Let us take another hypothetical person, Jake, who earns $8 an hour but is lucky enough to be working full-time; he can make $16000 per year, which is still very little. In most cities Jake is going to find that the cheapest non-ruined shelter of his own is $400 per month; that's $4800 per year. Food is rather expensive nowadays - decent groceries for one person might be found for as low as $50 per week, another $2600 per year. So groceries and housing alone cost at least $7600 per year. Even before spending on clothing, utilities, and transportation Sophie's almost out of money. Decent clothing will run at least $100 per year, so we're up to $7700. Electricity and water for one person doing much of anything in temperate months will run at least $100 per month, which amounts to at least $1200 per year. Now we're spending $8900 per year. Sophie is now out of money and is thousands of dollars in the red - without help she'll have to choose between basic utilities, food, and having shelter, so she seeks assistance. This is before transportation and health insurance and doesn't even include heating and air conditioning - sure, one can live without climate control, but if you can't afford it few would dispute that you're in poverty.
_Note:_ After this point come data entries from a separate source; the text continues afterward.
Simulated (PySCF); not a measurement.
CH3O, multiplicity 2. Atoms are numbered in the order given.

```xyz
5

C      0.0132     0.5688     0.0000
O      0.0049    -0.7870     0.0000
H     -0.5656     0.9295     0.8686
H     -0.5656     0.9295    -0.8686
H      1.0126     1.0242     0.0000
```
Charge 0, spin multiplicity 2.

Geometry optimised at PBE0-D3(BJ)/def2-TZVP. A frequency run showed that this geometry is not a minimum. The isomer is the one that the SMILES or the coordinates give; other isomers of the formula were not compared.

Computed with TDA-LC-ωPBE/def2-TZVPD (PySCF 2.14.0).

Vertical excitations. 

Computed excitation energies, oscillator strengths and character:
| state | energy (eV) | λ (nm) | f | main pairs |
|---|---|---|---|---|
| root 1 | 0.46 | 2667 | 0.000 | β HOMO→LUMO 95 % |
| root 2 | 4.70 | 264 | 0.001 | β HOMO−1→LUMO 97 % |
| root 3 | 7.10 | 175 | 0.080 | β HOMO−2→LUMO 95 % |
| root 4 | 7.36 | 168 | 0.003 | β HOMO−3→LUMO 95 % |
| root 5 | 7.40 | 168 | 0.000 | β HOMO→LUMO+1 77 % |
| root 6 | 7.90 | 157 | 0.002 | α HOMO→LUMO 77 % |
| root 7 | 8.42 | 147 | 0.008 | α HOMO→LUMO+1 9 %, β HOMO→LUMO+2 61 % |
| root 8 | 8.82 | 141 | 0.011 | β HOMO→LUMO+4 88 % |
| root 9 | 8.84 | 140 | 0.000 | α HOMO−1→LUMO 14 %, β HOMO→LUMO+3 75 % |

Jake still has some money left, and will try to be self-sufficient and avoid becoming a welfare dependent like poor Sophie. He'll be spending $50 per month on climate control even if he only uses enough to keep from freezing or roasting. Another $600 per year. Transportation will vary from $1400 per year if he can take the cheapest public transit to $1700 if he has a viable used car, assuming he has an average commute of 10 miles to his job and his non-job-related trips he takes like anyone in the mainstream of American life would come to 20% of that. Now his living expenses come to $10900-11200 per year. Even pre-Obamacare catastrophic health insurance that pays 100% above the already-high deductible came to $300 per month at the cheapest. That's another $3600. That takes care of the OP's list of items plus utilities bought as cheap as possible. Jake's living expenses now come to $14800. He only has $1200 per year, which will probably be nickel-and-dimed to nothing once he makes the minimum level of annual purchases of household goods, furniture, and unexpected expenses necessary to live in that housing he's renting. Although Jake makes just enough money to avoid needing assistance he is pretty impoverished by mainstream America's standards considering that after a minimum level of expenses related to sleeping, eating, and working he has nothing left for anything else.

Jake also has to work full-time: 40 hours a week, 50 weeks a year to just barely pay the most basic living expenses. He has no money for any tuition, and even if he did if he took enough time off to study for any reasonable length of time his income would plunge and he'd have to go on welfare like Sophie. To even have a shadow of a chance at going to any kind of school he'll have to seek aid. Jake daydreams of finding a sweet and capable wife and helping her raise their children, but back in reality he'll never be able to afford a wife and children. He's also terrified about his prospects for retirement, since he can't save anything and Social Security might not be there when he retires in 30 years, and if he loses his job, can't work as many hours, or prices for food, housing, and gasoline go up, he'll have to seek assistance like poor Sophie had to.

If Jake and Sophie can make their way to a free public library and log onto the Internet together (which being as poor as they are they don't get at home) they'll be in for a shock. Jake will find that a quarter of earners and a fifth of households make less money than he does. Sophie, so sad that she had to beg the state for welfare, will find that a sixth of earners and a tenth of households are even worse off than she is financially. Jake and Sophie, knowing that they're so poor themselves, are concerned that so many people, most of which unlike them have dependents, are even poorer than they are.

Even a tenth of the population, the smallest of those figures, amounts to 30 million people who are in need of assistance, and even if the government only spends $5000 on each of them, enough to provide for the deficiency in funding the OP's basic needs, that amounts to $150 billion in total - and remember that these are only people who are poorer than Sophie, who is firmly in poverty. Considering that Jake, who makes twice as much as Sophie, is just a few paychecks away from needing assistance the true amount of need is probably significantly higher than even that monstrous figure.

One can debate (and I have debated) the expediency, morality, and fairness of state welfare and the concomitant redistribution of taxpayer dollars - that is the question of whether the need for assistance should be provided for and if so by whom. Whether the need exists is an entirely separate question, and as I have outlined it is abundantly clear that currently a large fraction of the population is truly in need of assistance.